I agree with a lot of what Jeremy writes. I would like to add though that kids focusing on one sport has also taken its toll - especially in this state. There just isn't enough depth to lose 3-5 players per team to focus on some other sport. Those 3-5 kids may not be the top scorers, but they certainly make an impact or play some role.

I believe the lack of fundamentals comes from two factors - #1 (by far) video games and #2 coaching. I know when I grew up we'd be playing some sport outdoors rather than some video game. Having coached travel basketball in Litchfield at the 3rd-6th grade level for about 10-12 years between my 3 boys - I got to see a lot of the players/teams that are now at the varsity level. Seeing teams rely on 1-2 players and have no real offense to speak of was the norm. Playing defense the right way was rarely taught. Talking with other coaches I also found that many didn't have a "normal practice" time - it seems the "game" has become more important than the "practice". Travel players are "rec superstars" which usually led to a lot of bad habits. Having a parent coaching from the stands to do something different than what the coach is asking for on the other side is more the norm than the exception.
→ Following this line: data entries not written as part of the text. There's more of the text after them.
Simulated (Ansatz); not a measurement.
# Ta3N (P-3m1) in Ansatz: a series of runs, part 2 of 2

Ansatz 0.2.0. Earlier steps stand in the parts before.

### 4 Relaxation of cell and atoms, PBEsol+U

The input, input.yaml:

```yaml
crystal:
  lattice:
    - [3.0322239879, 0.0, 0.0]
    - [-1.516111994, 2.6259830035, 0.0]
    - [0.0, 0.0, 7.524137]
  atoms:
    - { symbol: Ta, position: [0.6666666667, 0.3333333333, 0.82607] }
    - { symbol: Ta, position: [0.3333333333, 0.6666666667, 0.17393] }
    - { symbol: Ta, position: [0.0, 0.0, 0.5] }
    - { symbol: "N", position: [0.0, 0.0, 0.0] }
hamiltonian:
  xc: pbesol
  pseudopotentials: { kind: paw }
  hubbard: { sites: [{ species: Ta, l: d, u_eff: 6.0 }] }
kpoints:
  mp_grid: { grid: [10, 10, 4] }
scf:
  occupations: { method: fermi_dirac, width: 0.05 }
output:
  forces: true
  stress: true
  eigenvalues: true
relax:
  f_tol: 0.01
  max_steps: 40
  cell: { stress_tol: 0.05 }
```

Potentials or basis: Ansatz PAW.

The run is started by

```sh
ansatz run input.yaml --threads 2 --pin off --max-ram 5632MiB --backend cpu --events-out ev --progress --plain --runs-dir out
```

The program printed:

As a coach, I definitely saw the benefits of two things... #1 - keeping track of all shots taken/made and #2 using that data in practice to work on layups, shots within 5' of the basket, and the medium range jumper. We also spent at least 10 minutes of our weekly 90 minute practice working on free throws. That's difficult to do - as a coach, you're always trying to maximize your time. For me - it was worth it in the end as our shooting and free throw percentages went up as the year went on. I used to use one of those weighted balls for a passing drill - that increased our accuracy and speed on the pass. Trying to get everyone involved instead of just feeding 1 or 2 players the ball was also a key. Telling players that I need them more for defense *and* having their parents "buy in" certainly helped. I saw quite a few teams that had one player scoring 70% of their points. I could then take my lanky, speedy, in your face defender and make the other teams offensive player work harder. He would get his points, but come crunch time he may not be scoring as much.

Even though I've gone to the other side as a referee I still see a lot of the same lack of teaching fundamentals at the travel level. Since I'm "new" I get to officiate Frosh and JV games - I'm not sure we're going to see "great basketball" any time in the near future. Any really good players get quickly moved up to the varsity bench - some get varsity minutes, but again those 3-5 players that are focusing on other sports have made an impact on the FR/JV level. Finally, something for you to ponder about hand checks and fouls called. Prior to every game, referees have a "pre-game" - that's where you talk about the rules and more or less your style. In one recent pregame between rivals, my partner and I talked about being "tight" early on. We must have called 8 fouls in 2 minutes. Now two things happened #1 - the parents started grumbling about "letting them play" and #2 - the coaches took the opportunity during free throws to call over players and tell them to knock it off. For the rest of the game we may have called 8 fouls (until perhaps the last minute or so), but the game started having flow. As a referee, parent, coach, and player - flow is what you strive for, right? I cannot control whether you make your layups, free throws, jump shots, or 3-point shots, but I do want you to play basketball so that I do not have to be "part of the game". The biggest complement an official can have is to not be seen. I think coaches essentially telling their players to get away with as much as the referees will allow is wrong - coach your players to play basketball like the game should be played. It's easy to point the finger at the referee because he/she is or isn't calling certain fouls (in particular the hand check), but who taught and encourages the player to hand check? Coaches (and referees) don't want too many fouls called because that means players 8, 9, & 10 on the bench will get a lot of play time. As one coach said recently at referee meeting "who wants to see my #8 player in the game, not me and certainly not you".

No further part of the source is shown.